“Teaching Strategies for the New Generation”

Nowadays, waking up early in the morning and going to school for five consecutive days a week is a major problem for most of the students. They find it boring to come to school just to do the same things everyday like sitting the whole day, copying a lot of lectures, listening to their teachers.…


Nowadays, waking up early in the morning and going to school for five consecutive days a week is a major problem for most of the students. They find it boring to come to school just to do the same things everyday like sitting the whole day, copying a lot of lectures, listening to their teachers. Sometimes teachers forget that the generation today is different yesterday especially to those who are veterans since they are used to the old teaching strategies. For some reasons, students now are more adventurous and exciting. They communicate when there is interaction. They listen when they are also heard because they also have a lot of opinions and knowledge to share.

Actually teachers are also learning from their students. We teachers are always looking to innovate, so, yes, it’s essential that we try new things to add to our bag of tricks. But it’s important to focus on purpose and intentionality and not on quantity. So what really matters more than “always trying something new” is the reason behind why we do what we do.

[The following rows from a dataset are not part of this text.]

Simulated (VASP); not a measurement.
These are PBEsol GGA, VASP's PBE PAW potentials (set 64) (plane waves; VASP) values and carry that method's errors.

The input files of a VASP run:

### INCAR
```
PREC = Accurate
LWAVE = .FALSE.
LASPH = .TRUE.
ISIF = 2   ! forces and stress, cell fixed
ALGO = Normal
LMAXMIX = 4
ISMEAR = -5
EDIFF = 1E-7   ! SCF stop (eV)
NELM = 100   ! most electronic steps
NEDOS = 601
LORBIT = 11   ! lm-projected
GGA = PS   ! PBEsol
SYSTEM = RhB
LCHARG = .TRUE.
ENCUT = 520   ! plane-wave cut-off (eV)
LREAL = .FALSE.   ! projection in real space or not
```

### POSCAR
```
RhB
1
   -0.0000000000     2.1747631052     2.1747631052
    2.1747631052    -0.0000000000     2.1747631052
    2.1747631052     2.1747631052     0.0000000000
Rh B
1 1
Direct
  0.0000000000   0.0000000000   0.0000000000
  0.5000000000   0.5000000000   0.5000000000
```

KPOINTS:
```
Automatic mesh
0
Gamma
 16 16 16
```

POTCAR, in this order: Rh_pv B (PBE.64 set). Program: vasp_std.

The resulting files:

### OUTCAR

According to the Principle of Teaching by Corpuz and Salandanan (2007) there is some Guiding Principles in the Selection and Use of Teaching Strategies:

  1. Learning is an active process. No one can learn for us in the same way that nobody can eat for us, nor live for us, nor die for us. If it is my brother who solves my assignment in algebra then it is my brother not me who will master the skill of solving problems in algebra. This means that we have to actively engage the learners in learning activities if we want them to learn what we intend to teach. We have to give our students opportunities to participate in classroom activities. This quote serves as a summary of the first principle: “ What I hear, I forget. What I see, I remember. What I do, I understand.”
  2. 2. The more senses that are involved in learning, the more and the better the learning. What is seen and heard more than what are just seen and just are heard. One research findings confirm this: “Humans are intensively visual animal. The eyes contain nearly 70 percent of the body’s receptors and send millions of signals along the optic nerves to the visual processing centers of the brain… We take in more information visually than through any of the other senses” (Wolfe, 2001). This implies the use of a teaching strategies that makes use of more visual aids than mere audio aids.
  3. A non – threatening atmosphere enhances learning. A conducive classroom atmosphere is not only a function of the physical condition of the classroom but more a function of the psychological climate that prevails in the classroom
  4. Emotion has the power to increase retention and learning. We tend to remember and learn more if there is an emotion involved in every learning. In fact, the more emotionally involved our students become in our lesson the greater impact. Wolfe states that “our own experience validates that we remember for a longer time events that elicit emotion in us.”

 

  1. 5. Learning is meaningful when it is connected to students’ everyday life. Abstract concepts are made understandable when we give sufficient examples relating to the students’ experiences. The meaningfulness and relevance of what we teach is considerably reduced by our practice of teaching simply for testing. For meaning, connect your teaching to your students’ everyday life.

 

  1. 6. Good teaching goes beyond recall of information. Good thinking concerns itself with higher – order – thinking skills (HOTS) to develop creative and critical thinking. Most teachings are confined to recall of information and comprehension. Ideally, our teaching should reach the levels of application, analysis, synthesis and evaluation to hone our students’ thinking skills.

 

  1. An integrated teaching approach is far more effective than teaching isolated bits of information. Corpuz and Salandanan (2003) claim that an instructional approach in integrated when it considers the multiple intelligences (MI)  which contains Verbal – Linguistic , Logical– Mathematical, Spatial, Bodily – Kinesthetic, Musical, Intrapersonal, Interpersonal and Naturalist, and varied learning styles (LS) of the students contains Mastery, Interpersonal, Understanding and Self – Expressive.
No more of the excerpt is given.